I’m now deep into Mass Effect 2, and so far, I’m liking it a lot. I played the first game release week as well and liked it fine at the time, but I replayed it recently and enjoyed it more the second time around. I think in part that was because I was more familiar with the fictional world that Bioware has created for its sci-fi series. The more I knew, the more engrossing the story became. With that experience in mind, I decided to read the novel, Mass Effect: Ascension before diving into the new game. I’ve only read a handful of video game novels, but I liked that the author Drew Karpyshyn was also a designer on the game because it signaled to me that the book’s events were likely to be fully integrated into the canon of the games.
Mass Effect: Ascension takes place in between the events of the first and second games and features as one of its main characters Kahlee, who also featured in the other Mass Effect novel, Revelation. Here she finds herself at a facility for training young Biotics (those with psychic powers) and is particularly focused on a young girl named Gillian, who is autistic and has the potential to be a powerful Biotic.
I’m not going to discuss any more about the book’s plot. It’s a solid action/adventure thriller that’s a pleasant page turner. But I rushed through it so that I’d be done before I started Mass Effect 2, and I’m glad I did because it gives me some perspective and background on things in the new game that I might not otherwise have had. So here are my Things to Know from Mass Effect: Ascension:
The Illusive Man
The Illusive Man is voiced by Martin Sheen in Mass Effect 2, so you know he’s important. He’s also the driving force behind Shepherd’s actions in the beginning of the game. There’s plenty of reason to be suspicious of him in the game as is, but there’s even more reason to distrust him if you’ve read Ascension, in which he is featured, basically, as the bad guy pulling all the strings. In the book, we get a look at him and his covert ops agency, Cerberus, in action before they take center stage. Of course, Cerberus was revealed as being behind all kinds of dubious and dangerous activities in the first game, but here we see their motivations. Knowing the Illusive Man from his cold-hearted “ends justify the means” attitude in this book, I’m a lot more wary of dealing with him in game. He’s an interesting character and the book leaves room for ambiguity. It’s clear that he has some evil agents in his employ and I definitely don’t approve of his methods, but he’s not quite a cut and dried villain. He’s certainly no Saren.
Omega in the Terminus System
A large chunk of the book is set on a sort of asteroid/space station called Omega. It’s like the dark image of The Citadel from the first game—an ancient site now inhabited by aliens from all over the galaxy. However, instead of trying to preserve civilization, Omega serves as a place that people can escape from it. It’s your classic pirate’s paradise, in which there are no rules or laws unless you can enforce them yourself. Omega is in Mass Effect 2, but we learn from Ascension just how lawless a place it can be. The version of Omega in the book seems more open than the corridors and tunnels of the game. There’s a lot of climbing around on rooftops that doesn’t seem like it could happen in the Omega that my virtual Commander Shepherd just explored, which makes for a slight disconnect.

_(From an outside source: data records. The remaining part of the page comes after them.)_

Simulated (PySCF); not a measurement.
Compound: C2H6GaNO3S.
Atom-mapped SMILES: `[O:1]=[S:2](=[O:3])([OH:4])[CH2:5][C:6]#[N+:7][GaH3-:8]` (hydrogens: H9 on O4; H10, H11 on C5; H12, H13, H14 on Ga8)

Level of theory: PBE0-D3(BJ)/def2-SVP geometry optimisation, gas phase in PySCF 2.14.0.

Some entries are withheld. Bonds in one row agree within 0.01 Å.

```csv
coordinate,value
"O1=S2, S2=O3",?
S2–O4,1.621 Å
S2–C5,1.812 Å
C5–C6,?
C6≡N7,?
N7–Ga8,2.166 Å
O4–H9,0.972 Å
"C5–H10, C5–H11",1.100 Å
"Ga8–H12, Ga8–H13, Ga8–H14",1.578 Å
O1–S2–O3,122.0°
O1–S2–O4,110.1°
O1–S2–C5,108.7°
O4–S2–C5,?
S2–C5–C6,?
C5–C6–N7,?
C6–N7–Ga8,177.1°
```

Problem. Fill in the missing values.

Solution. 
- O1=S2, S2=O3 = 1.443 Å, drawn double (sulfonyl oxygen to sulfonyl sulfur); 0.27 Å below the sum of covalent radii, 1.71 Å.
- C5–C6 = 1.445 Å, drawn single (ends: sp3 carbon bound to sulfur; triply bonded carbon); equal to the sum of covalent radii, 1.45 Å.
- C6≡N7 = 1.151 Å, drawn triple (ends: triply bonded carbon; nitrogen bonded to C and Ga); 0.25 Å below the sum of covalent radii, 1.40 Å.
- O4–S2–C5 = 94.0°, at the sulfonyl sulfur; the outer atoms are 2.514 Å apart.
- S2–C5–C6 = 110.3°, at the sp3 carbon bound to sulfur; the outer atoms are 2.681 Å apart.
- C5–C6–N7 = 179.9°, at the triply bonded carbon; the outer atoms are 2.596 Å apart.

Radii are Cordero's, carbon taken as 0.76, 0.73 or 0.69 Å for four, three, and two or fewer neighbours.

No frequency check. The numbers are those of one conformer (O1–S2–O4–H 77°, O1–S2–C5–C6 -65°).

The Collectors themselves never make an appearance in Ascension, but they are talked about quite a bit. They play a much larger role in the new game. From the book, however, we learn some interesting facts. They’ve been around for a long, long time but keep a very low profile. They also trade hyper-advanced technology in exchange for living beings from various species. It’s a morbid deal to be sure, but the book points out that a lot of technological advances that spread throughout the galaxy first come into circulation via this “flesh for tech” black market.
The Quarian Migrant Fleet
The Quarians always wear enviro suits and were exemplified in the first game by the squad member, Talia. They play a large role in the novel, and we learn a great deal about Quarian culture. They’re a race in exile, driven to flee by their own creations, the Geth. Basically, they have the same back story as the one that underlies Battlestar Galactica. As a race with no home world, they survive on a constantly roving fleet of starships. Ascension takes us aboard one of these ships, and we see the Quarian philosophy of property (“each according to his need”) in action. We also learn that a faction in Quarian politics wants to try and gain control of the Reapers so that they can re-establish themselves over the Geth. That sounds like a very bad idea to me and an issue that I think will make an appearance in the game at some point.
An uber-powerful, 12-year-old, autistic Biotic, she’s the end result of experimentation by the Illusive Man. Without giving away details of the book’s finale, it’s entirely possible that she’ll show up in some capacity within Mass Effect 2. And while creepy little psychic girls are a little overused in games, I’m not sure how much time has passed between the book and the game. She could be all grown up and deadly now. I think Bioware must have plans for her, so be on the look out and make sure you don’t make her angry. She tends to crush people with her Biotics when she’s upset.